Sparkliest of all is Yoona, who has her own demons to face. She's trying to prove she doesn't deserve the reputation she has back home of being a mean girl by being super nice to everyone on the show. But her sarcastic wit rubs sensitive Sabine the wrong way and the two girls are quickly at each other's throats.
Sabine worries that house is largely allied with Yoona and wonders how she'll make it through the season, but a helpful assistant producer feeds her advice and guides her on how to take charge of the situation. When that advice starts making things worse, Yoona gets suspicious that the producers of the show are trying to pump up (not diffuse) the drama in search of ratings. To prevent that from happening, Sabine and Yoona will have to learn to trust each other and break from their past behaviors.

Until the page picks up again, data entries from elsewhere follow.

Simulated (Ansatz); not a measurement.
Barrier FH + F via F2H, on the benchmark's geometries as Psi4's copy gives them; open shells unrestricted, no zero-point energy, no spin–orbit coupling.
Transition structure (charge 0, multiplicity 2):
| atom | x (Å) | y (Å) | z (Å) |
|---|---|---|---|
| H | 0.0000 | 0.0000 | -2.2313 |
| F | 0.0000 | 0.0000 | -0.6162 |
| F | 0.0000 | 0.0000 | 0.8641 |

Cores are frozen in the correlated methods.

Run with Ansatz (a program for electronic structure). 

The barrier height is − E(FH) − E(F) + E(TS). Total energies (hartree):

It's a silly storyline that explores classism and bullying in the light context of a reality show fantasy. Readers will enjoy the way the story shifts perspectives, starting off by portraying Sabine sympathetically and making Yoona seem scheming but then switching the roles about half way. That serves a nice reminder of how perceptions can be easily misled, which in turn preps us to accept that both girls need to learn to be less judgmental. That's about as heavy as things get. This isn't a story that one should take too seriously, but it is certainly entertaining. It's also surprisingly chaste for a story about largely unsupervised teens and only a little rough language pulls this out of a G rating.